I need to prove that the function $f:\mathbb{C^*} \rightarrow \mathbb{C} ; \exp{(f(z))} = z$ is not continuous using the fundamental group.
I´ve found this Does every continuous map induce a homomorphism on fundamental groups? but im not able to find why the function induces by f is not a group homomorphism.
I have tryed to define the fundamental group of $\mathbb{C^*}$ in $x_0 = -1$ , $\pi_1 (\mathbb{C^*}, -1)$ and using the loop $\alpha : [0,1] \rightarrow \mathbb{C^*} ; t \rightarrow \exp (2 \pi i t)$ and trying to find if any of the group homomorphism properties are not satisfied.
Where the group homomorphism is defined $\pi_1(f,x_o): \pi_1(\mathbb{C^*},x_o) \rightarrow \pi_1(\mathbb{C},f(x_o))$
However I coudn´t find any contradiction, could anyone help me? Thank you.
Note that $\exp$ is a continuous function $\mathbb C \to \mathbb C^*$. Assume that there exists a continuous $f : \mathbb C^* \to \mathbb C$ such that $\exp(f(z)) = z$ for all $z \in \mathbb C^*$. In other words, we have $\exp \circ f = id_{\mathbb C^*}$.

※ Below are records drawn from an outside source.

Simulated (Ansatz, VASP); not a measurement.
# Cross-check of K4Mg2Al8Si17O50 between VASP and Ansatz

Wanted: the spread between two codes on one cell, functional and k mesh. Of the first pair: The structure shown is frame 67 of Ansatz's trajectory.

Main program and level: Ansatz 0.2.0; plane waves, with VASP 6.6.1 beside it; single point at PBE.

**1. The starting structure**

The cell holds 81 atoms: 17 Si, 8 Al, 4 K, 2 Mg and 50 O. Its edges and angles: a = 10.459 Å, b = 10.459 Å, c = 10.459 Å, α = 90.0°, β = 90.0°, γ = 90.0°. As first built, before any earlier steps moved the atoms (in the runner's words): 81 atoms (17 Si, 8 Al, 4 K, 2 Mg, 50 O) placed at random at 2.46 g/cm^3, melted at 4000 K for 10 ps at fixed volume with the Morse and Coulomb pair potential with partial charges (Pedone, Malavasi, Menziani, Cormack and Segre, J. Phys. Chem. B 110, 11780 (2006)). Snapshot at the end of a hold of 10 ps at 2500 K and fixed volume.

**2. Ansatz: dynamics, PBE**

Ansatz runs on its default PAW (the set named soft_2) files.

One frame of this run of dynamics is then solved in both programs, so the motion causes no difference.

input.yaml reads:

Since $\exp(f(1)) = 1$, we have $f(1) = 2k\pi i$ for some $k \in \mathbb Z$. On the fundamental groups we obtain induced homomorphisms $f_* : \pi_1(\mathbb C^*,1) \to \pi_1(\mathbb C,2k\pi i)$ and $\exp_* : \pi_1(\mathbb C,2k\pi i) \to \pi_1(\mathbb C^*,1)$. We have $\exp_* \circ f_* = (\exp \circ f)_* = id_* = id$. But $\mathbb C$ is contractible, thus $\pi_1(\mathbb C,2k\pi i) = 0$ and therefore $\exp_* \circ f_* = id$ is the zero map on $\pi_1(\mathbb C^*,1)$. This is only possible when $\pi_1(\mathbb C^*,1) = 0$. However, it is well-known that $\pi_1(\mathbb C^*,1) \approx \mathbb Z$. This contradiction shows that no continuous $f$ exists.
Note that there are uncounatbly many functions $f$ such that $\exp(f(z))=z$. None of them is continuous. However, you can find solutions $f$ which are continuous except on some ray starting at $0$ ("branch cuts").